I see in them, then, first, this great thought, that the Cross of Jesus Christ is the centre and the meeting-point for the energies of three worlds.
This is your hour.' Now our Lord habitually speaks of His sufferings, and of other points in His life, as being My hour,' by which, of course, He means the time appointed to Him by God for the doing of an appointed work. And that idea is distinctly to be attached to the use of the word here. But, on the other hand, there is emphasis laid on your; and that hour is thereby designated as a time in which they could do as they would. It was their opportunity, or, as we say in our colloquialism, now was their time when, unhindered, they might carry into effect their purposes.
So there is given us the thought of His passion and death as being the most eminent and awful instance of men being left unchecked to work out whatsoever was in their evil hearts, and to carry into effect their blackest purposes.
But, on the other hand, there goes with the phrase the idea to which I have already referred; and this is their hour,' not merely in the sense that it was their opportunity, but also that it was the hour appointed by God and allotted them for their doing the thing which their unhindered evil passions impelled them to do. And so we are brought face to face with the most eminent instance of that great puzzle that runs through all life--how God works out His lofty designs by means of responsible agents, making the wrath of men to praise Him,' and girding Himself with the remainder.

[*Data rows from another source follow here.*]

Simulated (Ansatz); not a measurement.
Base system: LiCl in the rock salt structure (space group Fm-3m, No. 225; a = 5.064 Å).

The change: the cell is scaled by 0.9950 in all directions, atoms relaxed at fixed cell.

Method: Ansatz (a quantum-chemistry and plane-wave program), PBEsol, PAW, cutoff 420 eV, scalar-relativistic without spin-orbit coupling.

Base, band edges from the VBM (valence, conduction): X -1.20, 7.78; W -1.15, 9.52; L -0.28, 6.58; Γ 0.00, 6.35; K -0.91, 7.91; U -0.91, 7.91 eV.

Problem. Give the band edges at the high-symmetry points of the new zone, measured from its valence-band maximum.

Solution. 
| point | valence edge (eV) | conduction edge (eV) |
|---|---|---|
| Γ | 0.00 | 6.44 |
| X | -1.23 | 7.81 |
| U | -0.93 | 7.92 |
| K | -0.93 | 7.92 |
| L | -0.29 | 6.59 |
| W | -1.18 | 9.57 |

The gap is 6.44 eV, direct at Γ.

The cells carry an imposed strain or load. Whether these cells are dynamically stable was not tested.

Nor is that all. For the next words of my text bring in a third set of powers as in operation. This is your hour' lets us see man overarched by the abyss of the heavens, and the power of darkness' lets us see the deep and awful forces that are working beneath and surging upwards into humanity, and opens the subterranean volcanoes. I do not say that there is any reference here to a personal Antagonist of good, in whom these dark tendencies are focussed, but there is a distinct reference to the darkness' as a whole, a kind of organic whole, which operates upon men. Even when they think themselves to be freest, and are carrying out their own wicked designs, they are but the slaves of impulses that come straight from the dark kingdom. If I may turn from the immediate purpose of my sermon for a moment, I pray you to consider that solemn aspect of our life, a film between two firmaments, like the earth with the waters above and the waters beneath. On the one side it is open and pervious to heavenly influences, and moulded by the overarching and sovereign will, and on the other side it is all honeycombed beneath with, and open to, the uprisings of evil, straight from the bottomless pit.
But if we turn to the more immediate purpose of the words, think for a moment of the solemn and wonderful aspect which the Cross of Christ assumes, thus contemplated. Three worlds focus their energies upon it--heaven, earth, hell. Looked at from one side it is all radiant and glorious, as the transcendent exhibition of the divine love and sweetness and sacrifice and righteousness and tenderness. But the sunshine that plays upon it shifts and passes, and looked at from another point of view it is swathed in blackness, as the most awful display of man's unbridled antagonism to the good. And looked at from yet another, it assumes a still more lurid aspect as the last stroke which the kingdom of darkness attempted to strike in defence of its ancient and solitary reign. So earth, heaven, hell, the God that works through man's evil passions, and yet does not acquit them though He utilises them to a lofty issue; man that is evil and thinks himself free; and the kingdom of darkness that uses him as its slave--all have part in that cross, which is thus the result of such diametrically opposite forces.
The divine government which reached its most beneficent ends through the unbridled antagonism of sinful men, and made even the dark counsels of the kingdom of darkness tributary to the diffusion of the light works ever in the same fashion. Antagonism and obedience both work out its purposes. Let us learn to bow before that all-encompassing Providence in whose great scheme both are included. Let us not confuse ourselves by the attempt to make plain to our reason the harmony of the two certain facts--man's freedom and God's sovereignty. Enough for us to remember that the sin is none the less though the issue may coincide with the divine purpose, for sin lies in the motive, which is ours, not in the unintended result, which is God's. Enough for us to realise the tremendous solemnity of the lives we live, with all sweet heavenly influences falling on them from above, and all sulphurous suggestions rising into them from the fires beneath, and to see to it that we keep our hearts open to the one, and fast closed against the other.
This is your hour'--a time in which you feel yourselves free, and yet are instruments in the hands of God, and also are tools in the claws of evil.